Guess which airline denied a Marine vet with PTSD and his 'Service Dog of the Year'
(Un)American Airlines is busy cleaning up a public-relations nightmare after embarrassing a retired Marine Corps veteran and his award-winning service dog.
Jason Haag, 35, was flying home to Fredericksburg, Virginia, from Los Angeles International Airport last Sunday with his wife and service dog when they were denied entry onto the plane at the last minute.
The family traveled to California for the American Humane Association’s Hero Dog Awards on Saturday night. His dog, Axel, was honored as the 2015 Service Dog of the Year.
“[The agent] called me up to the ticket counter and the first thing out of his mouth was, ‘Is that a real service dog?’” Haag told the Washington Free Beacon on Tuesday. “He’s like, ‘Well, what’s your disability?’ and I was like, ‘Excuse me?’ because that’s not a question you’re allowed to ask under the rules and regulations. Then he started firing off questions in rapid succession.”
Axel is able to ease Haag’s anxiety attacks and help pull him out of flashbacks, ABC News reported Tuesday. The veteran, who travels around the country explaining what service dogs do for wounded veterans, also deals with complications from traumatic brain injury suffered while on active duty.

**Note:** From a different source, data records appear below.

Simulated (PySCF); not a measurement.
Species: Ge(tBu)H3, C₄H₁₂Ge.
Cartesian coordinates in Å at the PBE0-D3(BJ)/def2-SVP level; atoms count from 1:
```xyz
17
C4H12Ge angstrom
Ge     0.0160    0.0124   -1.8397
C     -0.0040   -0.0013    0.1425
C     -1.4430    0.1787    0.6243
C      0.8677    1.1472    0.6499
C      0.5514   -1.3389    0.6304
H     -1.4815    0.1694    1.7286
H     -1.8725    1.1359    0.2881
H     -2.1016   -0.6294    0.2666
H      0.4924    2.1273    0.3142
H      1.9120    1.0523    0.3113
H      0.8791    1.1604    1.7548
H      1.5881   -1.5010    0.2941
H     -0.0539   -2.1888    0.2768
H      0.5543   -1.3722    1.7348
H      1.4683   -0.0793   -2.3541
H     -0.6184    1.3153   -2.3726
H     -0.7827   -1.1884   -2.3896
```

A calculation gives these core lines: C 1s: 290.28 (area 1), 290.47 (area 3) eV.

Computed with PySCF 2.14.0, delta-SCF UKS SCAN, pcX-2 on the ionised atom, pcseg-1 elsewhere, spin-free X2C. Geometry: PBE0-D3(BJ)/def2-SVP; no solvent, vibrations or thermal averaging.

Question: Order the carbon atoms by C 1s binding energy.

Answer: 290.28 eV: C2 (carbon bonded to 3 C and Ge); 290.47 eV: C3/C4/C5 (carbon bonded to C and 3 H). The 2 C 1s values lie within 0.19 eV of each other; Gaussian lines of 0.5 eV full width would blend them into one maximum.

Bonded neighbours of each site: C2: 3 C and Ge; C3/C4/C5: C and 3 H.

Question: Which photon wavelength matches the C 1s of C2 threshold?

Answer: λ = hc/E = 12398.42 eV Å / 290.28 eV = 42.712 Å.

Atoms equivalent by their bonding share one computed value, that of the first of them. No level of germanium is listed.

“The next thing they ask me is, ‘What does the dog do for you?’ I tell him the dog does a bunch of stuff for me. He didn’t really like that answer,” Haag told ABC. “I tried to start telling him the tasks; he starts to tell me that I’m non-compliant and my dog can’t fly because I can’t produce any paperwork.”
The former captain’s ordeal had an added level of frustration because he had flown out of Reagan National Airport three days earlier on the same airline without any problems.
Despite having proper documentation to fly with Axel (i.e., identification, a harness and verbal confirmation), the veteran was told he may have created fraudulent documents.